‘Politics as usual’ prevents Milwaukee from moving forward
Statement by Ald. Stamper November 27, 2017
On November 10th the Common Council voted to pass a budget that went a long way in improving many areas of the city’s departments and services. In it we improved public safety, increased library staff, passed the clean-up initiative in honor of Greg “Ziggy” Zyszkiewicz, and we eliminated areas of waste that have been overlooked for years. During this budget process, my colleagues and I debated and collaborated to bring forth a budget that accomplished all of the goals we set out to accomplish, and a spirit of cooperation was formed. Did we all get what we wanted? Of course not. We all saw the big picture and worked together with one goal in mind-the betterment of our city for all of its citizens. We showed what cooperation, dialogue, and a true willingness to put those we represent first can accomplish. My colleagues and all the staff worked diligently to find creative ways to put forth a budget that works for the entire city, they deserve a thank you, and we publically thank them.

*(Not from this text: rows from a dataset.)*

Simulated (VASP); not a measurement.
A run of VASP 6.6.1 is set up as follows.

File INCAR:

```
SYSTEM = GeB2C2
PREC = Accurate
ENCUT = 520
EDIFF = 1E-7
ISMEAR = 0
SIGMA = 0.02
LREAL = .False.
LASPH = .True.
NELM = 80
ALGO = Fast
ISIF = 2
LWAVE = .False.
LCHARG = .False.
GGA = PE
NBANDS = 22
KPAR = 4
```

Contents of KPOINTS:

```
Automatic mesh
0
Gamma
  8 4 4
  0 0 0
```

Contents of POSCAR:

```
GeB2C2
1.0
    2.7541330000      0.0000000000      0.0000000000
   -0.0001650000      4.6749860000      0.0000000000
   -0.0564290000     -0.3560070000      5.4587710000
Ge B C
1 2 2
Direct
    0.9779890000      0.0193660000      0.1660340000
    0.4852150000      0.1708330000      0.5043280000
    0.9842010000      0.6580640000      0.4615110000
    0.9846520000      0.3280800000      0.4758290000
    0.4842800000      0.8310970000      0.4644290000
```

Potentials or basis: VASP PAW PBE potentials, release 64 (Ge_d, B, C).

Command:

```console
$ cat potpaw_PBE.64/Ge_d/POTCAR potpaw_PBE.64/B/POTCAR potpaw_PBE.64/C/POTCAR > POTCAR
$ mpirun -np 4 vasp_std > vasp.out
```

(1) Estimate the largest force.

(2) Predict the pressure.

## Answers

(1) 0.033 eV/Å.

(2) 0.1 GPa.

As it stands, our job is not done, and there are no victories towards abolishing the status quo yet. We are still battling an outdated mindset of ‘politics as usual.’ This type of politics takes workers and the families who depend on them, moves them across a board like pawns in a chess game, and it ultimately ends in a stalemate. For the budget to move forward as it was presented, it was suggested that a promised and long overdue 2% raise for general employees needs to be scaled back. The budget we presented does not support that notion. For example, the disparity study that was approved with a 12-3 vote is funded by Personal Cost Adjustments (PCA). These are unfilled city positions which are still budgeted for, and in some cases, these positions haven’t been filled in quite some time. From the information we’ve been given, we’ve been told there are 265 of these vacancies. We adopted a budget that directed that money to be used for a disparity study that will move this city forward. Let’s be clear, the decision to not use this method of payment and to instead lob a decrease of salaries for those who work so hard for our city services is ‘politics as usual.’ It’s this type of politics that leaves us stuck in the past and languishing at the bottom of so many statistical trackers of prosperity. To counter that, we have a resolution waiting that will state this 2% raise cannot be touched. In conclusion, pitting the funding of a disparity study against a promised pay increase for our hard working city employees is nothing short of—‘politics as usual.’